Hmm – not what I expected. My standard recorder gain is 0dB. I recorded at +1.5, 0, -1.5, -3dB. I clipped one phrase from the source and from recordings at -3 and +1.5dB and normalized the volume. Testing consisted of playing that 5 sec recording in a loop and trying to hear differences. The original sounds perfect; the other two are both distorted and as far as I can tell, indistinguishable. (“Everybody” is the most distorted word.) So a 4.5dB change in recording gain produced no audible difference. Doesn’t sound like a clipping problem in the recorder to me – unless it’s early in the audio path.
Improvements to the new device
That leaves the 2167 electronics. There are two possible problems.
First, I’m unhappy with the sound of the high compression. I don’t know that it’s causing distortion, but I don’t like it. Unfortunately, I have to tear the glued-in recorder out to get at the resistor that controls the compression.
A second possibility is an unjustified resistor value change I made in my hack to reduce distortion/increase headroom. The initial buffer amp is connected to the VCA by an external (10uF) capacitor. There’s an internal 1K resistor in series with the output of the first amp. My hack was to connect an external 1K to ground on one side of that external cap, cutting the signal in half. With that in place, the VCA produced much nicer sounding output.
In this version, I changed that external resistor from 1K to 1.5K, to give a little greater final output. I did that unilaterally, with no testing to verify that it still works OK. Of course that raises the signal level to the headroom-constrained VCA. Fortunately, that resistor is easily accessible. So one step in the next rounds of troubleshooting is to swap that out for a 1K or maybe even an 820Ω, having carefully made reproducible recordings before the swap.
Another step would be to cut the input level to the 2167. That would do almost the same thing as decreasing the level with the lower hack resistor value, giving the VCA less excuse to distort, at the cost of moving closer to the scary noise gate. But at least it’s an easy test 🙂
<testing…> I couldn’t hear any significant difference between two recordings including the distortable “everybody…”, one with the input level pot on the 2167 board set to about 40% of the other. But I guess that makes sense: While we had noticeably less signal going into the VCA, the AGC part would have cranked the gain control signal up to try to make up for it. And if the distortion occurs in the output section of the VCA (which is what has to handle the largest signals), we’d have almost the same levels in the two cases. And the actual recorded levels of 13.9 and 14.1dB support that. Oops – bad test. OK, OK, I’ll swap out the dumb 1.5K resistor. Since that’s after the AGC detector but still before the VCA, we really should get a smaller signal out – and maybe a less distorted one.

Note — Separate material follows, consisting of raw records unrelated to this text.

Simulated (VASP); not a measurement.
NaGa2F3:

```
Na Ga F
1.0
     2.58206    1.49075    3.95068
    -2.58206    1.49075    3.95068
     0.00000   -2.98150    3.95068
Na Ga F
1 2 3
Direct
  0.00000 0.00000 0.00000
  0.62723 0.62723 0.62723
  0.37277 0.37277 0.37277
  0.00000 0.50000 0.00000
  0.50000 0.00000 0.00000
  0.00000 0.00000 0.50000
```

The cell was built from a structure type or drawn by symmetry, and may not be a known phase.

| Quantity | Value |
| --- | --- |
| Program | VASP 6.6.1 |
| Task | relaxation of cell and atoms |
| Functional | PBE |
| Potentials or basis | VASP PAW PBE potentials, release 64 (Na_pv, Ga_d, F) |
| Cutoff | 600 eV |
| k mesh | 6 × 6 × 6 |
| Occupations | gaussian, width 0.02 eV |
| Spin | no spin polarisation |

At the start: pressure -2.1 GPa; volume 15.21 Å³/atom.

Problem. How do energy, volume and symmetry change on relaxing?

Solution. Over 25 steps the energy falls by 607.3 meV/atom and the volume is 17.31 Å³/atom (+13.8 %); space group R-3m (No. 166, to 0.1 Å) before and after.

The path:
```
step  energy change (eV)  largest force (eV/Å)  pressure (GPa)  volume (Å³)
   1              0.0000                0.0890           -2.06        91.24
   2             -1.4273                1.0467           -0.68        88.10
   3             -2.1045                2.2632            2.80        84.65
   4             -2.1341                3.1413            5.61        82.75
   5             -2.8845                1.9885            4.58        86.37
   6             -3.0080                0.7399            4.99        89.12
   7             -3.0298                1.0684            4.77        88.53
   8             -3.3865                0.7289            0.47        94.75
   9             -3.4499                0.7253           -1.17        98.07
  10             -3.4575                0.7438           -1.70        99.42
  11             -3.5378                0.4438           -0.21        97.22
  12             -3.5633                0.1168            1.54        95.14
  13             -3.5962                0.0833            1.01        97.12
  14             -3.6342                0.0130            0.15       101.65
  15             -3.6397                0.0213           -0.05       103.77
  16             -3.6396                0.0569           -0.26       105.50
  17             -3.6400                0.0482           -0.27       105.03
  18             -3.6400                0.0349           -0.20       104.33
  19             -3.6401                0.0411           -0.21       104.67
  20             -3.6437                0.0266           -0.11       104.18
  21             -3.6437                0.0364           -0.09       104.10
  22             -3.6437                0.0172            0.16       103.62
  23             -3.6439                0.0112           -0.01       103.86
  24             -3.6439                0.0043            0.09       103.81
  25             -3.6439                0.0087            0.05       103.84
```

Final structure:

I was going to use an 820Ω, but since I didn’t have an SMT one I used a 1K. I couldn’t hear any significant difference between before/after recordings. I was surprised at how similar the recorded levels were – 14.7 v 13.9dB. But after I did the math – 1K/2K vs 1.5K/2.5K is 0.833 or 1.8dB. Close to the 1.2 I saw. So that change didn’t make much difference.
Hmm – what if the distortion is in the Sansa’s very input section? If it were before the recording gain control, changing the gain would not change anything – just as I observed!
There’s a 22K resistor between the output of the 2167 and the Sansa input I could use to further reduce the signal, but again I can’t get to it. Between that and the fact that I’ll never trust that device until I can get the compression down, I guess I’ll have to tear it apart. Humpf.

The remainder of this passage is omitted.